After having a workout together, Kobe Bryant is wondering why the Los Angeles Lakers did not use the No. 2 overall pick to draft Jayson Tatum in 2017.
Jayson Tatum may be a member of the Boston Celtics, but the player he grew up idolizing came from their rival team, the Los Angeles Lakers. Tatum’s long-time skills trainer, Drew Hanlen, admitted that his player is trying to replicate Kobe Bryant’s performance on the court. Recently, the former third overall pick was given the opportunity to work out with the Lakers legend to further learn the “Mamba Mentality.”
In a recent appearance on The Sidelines with Evan Daniels, as reported by USA Today Sports, Drew Hanlen revealed some intriguing details on what happened during the workout between Kobe Bryant and Jayson Tatum. Hanlen said that Bryant was impressed with how Tatum moves inside the court. After personally seeing him play, Bryant was wondering why the Lakers didn’t use the No. 2 overall pick to acquire Tatum in the 2017 NBA Draft.
“It was cool. We actually showed Kobe it yesterday, and he was like, ‘Why didn’t the Lakers draft him?’ Which was pretty funny after seeing that. Jayson idolized Kobe.”
Despite his comments, Kobe Bryant still believes in Lonzo Ball and what he can contribute to the Lakers’ franchise.

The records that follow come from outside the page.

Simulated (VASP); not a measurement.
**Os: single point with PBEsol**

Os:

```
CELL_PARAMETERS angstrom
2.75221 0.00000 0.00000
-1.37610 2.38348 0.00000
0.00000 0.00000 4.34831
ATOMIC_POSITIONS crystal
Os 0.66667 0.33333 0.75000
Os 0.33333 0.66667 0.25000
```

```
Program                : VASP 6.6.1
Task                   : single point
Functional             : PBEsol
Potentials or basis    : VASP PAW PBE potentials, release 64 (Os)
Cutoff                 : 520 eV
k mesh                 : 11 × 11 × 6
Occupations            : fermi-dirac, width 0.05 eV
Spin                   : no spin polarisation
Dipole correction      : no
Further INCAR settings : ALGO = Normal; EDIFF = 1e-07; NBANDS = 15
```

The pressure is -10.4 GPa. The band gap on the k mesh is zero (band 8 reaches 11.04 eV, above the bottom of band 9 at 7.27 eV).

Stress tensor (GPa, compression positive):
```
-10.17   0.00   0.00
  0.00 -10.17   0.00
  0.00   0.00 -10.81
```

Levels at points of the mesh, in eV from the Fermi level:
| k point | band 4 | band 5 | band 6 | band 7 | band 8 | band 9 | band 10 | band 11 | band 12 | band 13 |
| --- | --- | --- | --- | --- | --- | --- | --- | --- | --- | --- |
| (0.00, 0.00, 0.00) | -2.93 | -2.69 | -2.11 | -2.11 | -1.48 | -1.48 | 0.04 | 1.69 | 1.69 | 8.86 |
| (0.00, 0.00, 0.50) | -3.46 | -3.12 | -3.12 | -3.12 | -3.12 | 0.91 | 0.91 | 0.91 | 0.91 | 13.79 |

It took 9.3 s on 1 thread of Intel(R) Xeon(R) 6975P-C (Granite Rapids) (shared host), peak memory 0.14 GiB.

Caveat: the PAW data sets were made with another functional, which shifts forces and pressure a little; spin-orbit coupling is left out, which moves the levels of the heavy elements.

However, according to Josh Martin of Lonzo Wire, Bryant might be seeing more superstar potential on Tatum than Ball.
“It’s understandable, then, that Kobe might wish his favorite team had instead taken Tatum. Though Bryant can probably appreciate Zo’s preternatural passing ability and nose for the ball on both ends of the floor, he can see in Tatum a more striking mirror image of his own game and the greatness it precipitated.”
Based on their performance in the 2017-18 NBA season, there is no doubt that Jayson Tatum is the better player than Lonzo Ball. Tatum, who finished third in the 2018 Rookie of the Year voting, was one of the players who led the Celtics to the Eastern Conference finals and forced a Game 7 against LeBron James and the Cleveland Cavaliers, despite losing Kyrie Irving and Gordon Hayward due to injury. In the 80 games he played last season, Tatum averaged 13.9 points, five rebounds, and one steal on 47.5 percent shooting from the field, and 43.4 percent from beyond the arc.
Meanwhile, Lonzo Ball has gone through ups and downs in his rookie season where he averaged 10.2 points, 7.2 assists, 6.9 rebounds, and 1.7 steals on 36 percent shooting from the field, and 30.5 percent from the three-point line. Despite his inconsistencies, the Lakers still see Ball as part of their long-term plan. Being a pass-first point guard, Ball is expected to be a better fit for the Lakers now that LeBron James is playing on the team.